Matiangi says govt won’t buy imported police uniform

December 18, 2018 10:35 am
So far, only a handful of senior police officers and a few from the lower cadre have been supplied with the new Persian Blue uniform. Photo/COURTESY NPS.

, NAIROBI, Kenya Dec 18 – Interior Cabinet Secretary Fred Matiangi says the government will not succumb to pressure from merchants to buy imported police uniform.

This follows uproar that the government is unable to find the suitable material for the new police uniform which was supposed to be rolled out on Jamhuri Day.

Matiangi, however, says everything is on course and that the government has already paid local manufacturers to produce the new uniform, while dismissing as propaganda talk that they are struggling to get the suitable material.
So far, only a handful of senior police officers and a few from the lower cadre have the new Persian Blue uniform that was launched by President Uhuru Kenyatta recently.

A visibly agitated CS told journalists on Tuesday that himself, Inspector General of Police Joseph Boinnet, Principal Secretary Karanja Kibicho have been under immense pressure from “all manner of thieves that we should import the police uniform.”

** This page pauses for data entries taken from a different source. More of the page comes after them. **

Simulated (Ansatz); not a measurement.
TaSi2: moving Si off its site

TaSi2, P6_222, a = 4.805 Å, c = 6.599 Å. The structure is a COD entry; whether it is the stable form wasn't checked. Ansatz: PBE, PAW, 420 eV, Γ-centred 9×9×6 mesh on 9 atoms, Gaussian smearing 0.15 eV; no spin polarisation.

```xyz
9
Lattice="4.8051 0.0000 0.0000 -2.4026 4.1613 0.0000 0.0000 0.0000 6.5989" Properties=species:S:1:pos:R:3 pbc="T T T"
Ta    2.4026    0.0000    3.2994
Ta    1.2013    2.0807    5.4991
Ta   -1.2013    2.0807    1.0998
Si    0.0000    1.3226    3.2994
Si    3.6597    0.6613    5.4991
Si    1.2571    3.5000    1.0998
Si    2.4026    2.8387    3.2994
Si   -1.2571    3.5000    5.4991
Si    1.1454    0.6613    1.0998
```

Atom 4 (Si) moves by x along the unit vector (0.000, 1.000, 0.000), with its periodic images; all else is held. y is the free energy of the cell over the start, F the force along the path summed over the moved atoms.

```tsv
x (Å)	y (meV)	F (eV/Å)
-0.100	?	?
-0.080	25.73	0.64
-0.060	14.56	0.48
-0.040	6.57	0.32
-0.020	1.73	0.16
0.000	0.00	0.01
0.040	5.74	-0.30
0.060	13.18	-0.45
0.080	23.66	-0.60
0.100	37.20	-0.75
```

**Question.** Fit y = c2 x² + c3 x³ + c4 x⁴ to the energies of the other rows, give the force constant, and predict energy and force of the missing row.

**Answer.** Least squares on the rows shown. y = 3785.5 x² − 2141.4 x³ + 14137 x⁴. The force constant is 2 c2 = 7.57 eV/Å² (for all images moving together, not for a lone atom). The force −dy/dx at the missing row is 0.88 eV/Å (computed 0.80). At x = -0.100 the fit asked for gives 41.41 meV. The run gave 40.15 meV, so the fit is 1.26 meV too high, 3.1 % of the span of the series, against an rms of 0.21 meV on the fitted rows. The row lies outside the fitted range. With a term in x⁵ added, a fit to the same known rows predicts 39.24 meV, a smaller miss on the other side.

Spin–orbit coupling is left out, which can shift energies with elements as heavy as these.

“Listen to me very carefully, we will not import police uniform from any country. We must protect and promote the local textile industry. Buy Kenya build Kenya. No amount of pressure and manipulation will change that position,” he asserted.

Earlier on Monday night, the IG had told Capital FM News that there are “campaigns by merchants in their attempt to mess up with the programme,.”

Matiangi, on Tuesday morning wondered, “how then are we going to support our cotton farmers and manufacturers and create jobs in the country?”.

“You know, this monkey business that has been going on for some time must stop. Isn’t simply outrageous that someone is saying we don’t have material in Kenya with the kind of textile industry we have?,” he posed.

Matiangi, however, insists everything is on course and that the government has already paid local manufacturers to produce the new uniform, while dismissing as propaganda talk that they are struggling to get the suitable material.

Already the Government has paid for the first batch of police uniform.

Some 600 National Youth Service tailors are among those entrusted to deliver more than 90,000 pieces for all members of the National Police Service.

So far, only a handful of senior police officers and a few from the lower cadre have been supplied with the new Persian Blue uniform that was launched by President Uhuru Kenyatta recently.

“People should stop being mischievous,” the CS said.

 

 

The change in police uniform is just a section of drastic police reforms launched by the President.
The change in police uniform is a United Nations recommendation, in a bid to increase their visibility while serving civilians and a way to enhance accountability.

The new uniform was first seen this year on September 13 at the Kenya School of Government, when President Kenyatta announced a set of drastic reforms that include merging Kenya and Administration police services.

Under the merger, the officers will work under a new unit named the “General Duty Officers” which will be under the Deputy Inspector General of Police.

The Rural Border Police Unit has been transformed into the border police unit with 6,000 officers under the Deputy Inspector General of Police who oversees the Administration Police.

The Administration Police, regular, regional, county and sub-county commander posts were abolished.

President Kenyatta also re-named Kiganjo Police college to the National Police College, with the AP College named as the campus of the National Police College.

Going forward, junior police officers will now enjoy house allowances, after the mandatory housing in quarters was abolished.

The officers will be required to use their allowances to acquire private rental property.